The silver lining to all of this is that despite the cruddy chow-fest that was happening 'round these parts, I still managed to lose a pound last week. Because I was so upset last Friday, I never got a chance to post about my 3 pound loss the week before (with Flo hanging around and all!), so in two weeks, 4 pounds disappeared. And that?  Is nothing short of a miracle. Amen.

In other news, I attended the vinyasa flow yoga class again this past week. Why I thought we'd be doing the same routine as last week, I have no idea. What I DO know is that this week was even harder than the first time - so it's safe to say, I'm no yoga guru yet. I'm actually surprised by how much I enjoy something I find relatively difficult. Usually, I want to run from things that present too much of a challenge, physical or otherwise, but this yoga thing has me inspired. Even when I'm doing downward dog and being suffocated by my own boobs. True story.

Honestly, I'm not sure I'm even doing this yoga thing right. I know the idea is to focus on breathing (something that is hard to do when your heaving bosom is cutting off your air supply), and flow from pose to pose - ideally, as gracefully as possible. Well, hell. I am about as far from graceful's doorstep as one person can get. I find myself having to adjust my positioning several times just to place myself into the "correct" position. There isn't a whole lotta "flow" happening on my mat, unless you're referring to the beads of sweat dripping from my face onto the floor in front of me. Who knew I'd sweat this much moving this slowly?

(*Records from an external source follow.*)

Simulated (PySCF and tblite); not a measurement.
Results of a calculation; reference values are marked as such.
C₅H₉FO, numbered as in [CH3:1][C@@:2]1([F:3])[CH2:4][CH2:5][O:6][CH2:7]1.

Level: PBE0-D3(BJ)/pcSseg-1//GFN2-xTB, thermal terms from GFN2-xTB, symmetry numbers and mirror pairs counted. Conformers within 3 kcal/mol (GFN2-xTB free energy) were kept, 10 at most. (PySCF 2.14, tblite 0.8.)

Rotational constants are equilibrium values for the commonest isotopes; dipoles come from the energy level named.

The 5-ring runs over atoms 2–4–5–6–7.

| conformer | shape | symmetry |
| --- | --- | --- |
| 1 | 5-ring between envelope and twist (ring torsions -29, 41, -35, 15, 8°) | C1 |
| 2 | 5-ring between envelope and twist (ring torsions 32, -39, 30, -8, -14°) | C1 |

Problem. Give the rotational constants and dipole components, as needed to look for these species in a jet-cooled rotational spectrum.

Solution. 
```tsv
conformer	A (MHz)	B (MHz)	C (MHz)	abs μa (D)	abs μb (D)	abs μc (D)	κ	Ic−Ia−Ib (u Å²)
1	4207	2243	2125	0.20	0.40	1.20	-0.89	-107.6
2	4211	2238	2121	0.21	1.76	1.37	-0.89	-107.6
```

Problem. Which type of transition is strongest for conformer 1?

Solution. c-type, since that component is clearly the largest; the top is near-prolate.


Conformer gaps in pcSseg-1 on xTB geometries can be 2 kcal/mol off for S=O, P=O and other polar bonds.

I often have to suppress laughter during these sessions. And I'm just taking a stab here, but I'm pretty sure laughing while yoga-ing, is a yoga no-no. At least that's what the tranquil background music suggests. My inclination to crack up most likely stems from my own insecurities, but I can't help myself. I imagine I must look pretty damn ridiculous trying to contort myself from one pose to another. Getting into some of the poses feels a bit unnatural. And if they feel unnatural, I can only assume they look just as, well...you know - unnatural. Child pose is supposed to be an easy resting pose that you can come back to if you need a break. I actually don't find child pose comfortable at all, especially when we first begin (probably because I am as flexible as a steel beam) so when Erin, our instructor, said I should feel free to go back to child pose at anytime, I wanted to snort-laugh and say, "Why the hell would I want to do that?" Again, it may have something to do with my boobs getting all up in my throat and choking the crap out of me. I wear a sports bra, but really, those things can do only so much to keep my girls in check. Those bad mamajammas have a mind of their own.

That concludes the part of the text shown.